As you explore St. Clair-Superior, you will see a traditional, turn of the century, working-class, immigrant neighborhood. Yet there is a small area, no larger than a city block, which feels out of place. Instead of the multistory frame houses that mark a historic mixed-use neighborhood like St. Clair-Superior, these brick houses hearken to postwar suburban developments like those in Parma, Ohio. In fact, residents of these houses refer to this small pocket of St. Clair-Superior as “Little Parma.” While the out-of-place architecture alone makes it noteworthy, Little Parma is important for another reason. Little Parma, as well as nearby Grdina Park, marks just some of the area destroyed by the worst fire in Cleveland’s history, the East Ohio Gas Company Fire.

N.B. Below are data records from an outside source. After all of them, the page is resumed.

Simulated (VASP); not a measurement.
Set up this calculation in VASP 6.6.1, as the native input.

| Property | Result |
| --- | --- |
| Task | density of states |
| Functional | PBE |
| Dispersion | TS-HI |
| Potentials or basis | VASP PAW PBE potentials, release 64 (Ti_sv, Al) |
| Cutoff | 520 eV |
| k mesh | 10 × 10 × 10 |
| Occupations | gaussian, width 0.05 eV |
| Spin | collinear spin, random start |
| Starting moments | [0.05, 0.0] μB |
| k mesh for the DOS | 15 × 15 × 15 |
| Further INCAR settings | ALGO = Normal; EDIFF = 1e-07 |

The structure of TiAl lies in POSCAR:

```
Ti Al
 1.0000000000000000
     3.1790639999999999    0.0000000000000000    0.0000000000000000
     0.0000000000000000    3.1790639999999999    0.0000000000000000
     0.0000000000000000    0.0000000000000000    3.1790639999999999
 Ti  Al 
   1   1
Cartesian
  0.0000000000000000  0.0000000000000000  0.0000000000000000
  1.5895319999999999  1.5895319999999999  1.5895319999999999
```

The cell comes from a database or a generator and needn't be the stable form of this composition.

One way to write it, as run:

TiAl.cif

Originally built in 1902, the ten-acre East Ohio Gas Company plant, spanning from East 55th to 63rd Streets, provided natural gas to most of Cleveland, including many businesses in the neighborhood. By 1940, part of the plant was converted to a liquefaction, storage, and regasification facility, which was one of the most modern gas plants in the country, safely storing large quantities of liquefied gas in four separate holding tanks. While it might seem odd today to have such a volatile substance amongst residential homes, in early industrial cities before affordable transportation it was practically a necessity for laborers to live close to their place of employment. A gas storage facility was simply one among many industrial operations one would expect to find in a typical working-class neighborhood of the time. However, given the plant's modernity and safety, people living in the area felt they had no reason to fear. That is, until a fateful day in October when fire fell from the sky.
It was an average Friday, a cool breeze blowing over the lake, and the sounds of industry in the air. At the East Ohio Gas Company, however, an equipment malfunction was about to change the neighborhood forever. To most witnesses, it sounded like a clap of thunder, an innocuous sound, nothing deserving much attention. It was not until workers saw a stream of liquefied gas pouring out of one of the cylindrical tanks that people began to panic. As the liquefied gas flowed into the street, it vaporized into a thick white fog that slowly snaked into the street. Given the incredibly volatile nature of the expanding fog, it was not long before it ignited, either due to friction or an open flame. The explosion that followed destroyed the tank, while at the same time creating fireballs which began falling into the neighborhood. For nearby residents, the initial shaking of the explosion was little cause for alarm. After all, the heavily industrialized neighborhood often felt vibrations as factories used drop forge hammers. The hot air, however, told a far different story: the city was about to burn.
While the initial blast created the most devastation, there were at least six more major explosions that occurred after the first fire, continuing the inferno that was quickly spreading over 108 acres. One explosion, occurring about 20 minutes after Tank No. 4 failed, was a result of yet another holding tank erupting, sending more fuel into the already devastating fire. Thankfully, the other two holding tanks managed to withstand the heat, which at times topped 3,000 degrees, and stress of the fire, preventing the already devastating inferno from getting any larger. Nevertheless, the failures were enough to engulf houses and automobiles.
Cleveland’s fire department were quick to respond but, due to technical limitations, had difficulty with communications. The department bravely fought the fire for hours while dealing with intense heat, explosions, and equipment literally sinking into the ground. By 7:00 pm, the assistant fire chief reported the fire was contained between East 55th and. 63rd Streets. By midnight James Granger, the fire chief, declared that the fire was under control. Work continued for another two days and by Sunday, save a stubborn pile of coal, the fire was finally extinguished.
The East Ohio Gas Company Fire marks one of Cleveland’s most devastating disasters, destroying 79 houses, two factories, and 217 automobiles and damaging 85 houses and 18 factories. Property destruction, while devastating, pales in comparison to the lives lost in the fire. One hundred thirty civilians lost their lives to the fire, 98 of whom were employees of the company. Shortly after the explosion, the two undamaged tanks were carefully emptied, keeping the area safe from further travesty. In order to help, City Council appropriated $200,000 to the area for infrastructure repair. Similarly, the recently formed St. Clair-Norwood Rehabilitation Corporation raised money for victims, bought plots, and built sixteen reasonably priced houses to sell to victims of the disaster. These relief structures are the very houses that comprise Little Parma today.
The victims of the explosion and fire are memorialized in Highland Park Cemetery, where the unidentified bodies were buried, a stark reminder of one of Cleveland’s most devastating disasters. Today, Little Parma remains a unique and vibrant section of the St. Clair-Superior neighborhood, showing a city's ability to move on but also marking a dark chapter in Cleveland’s history.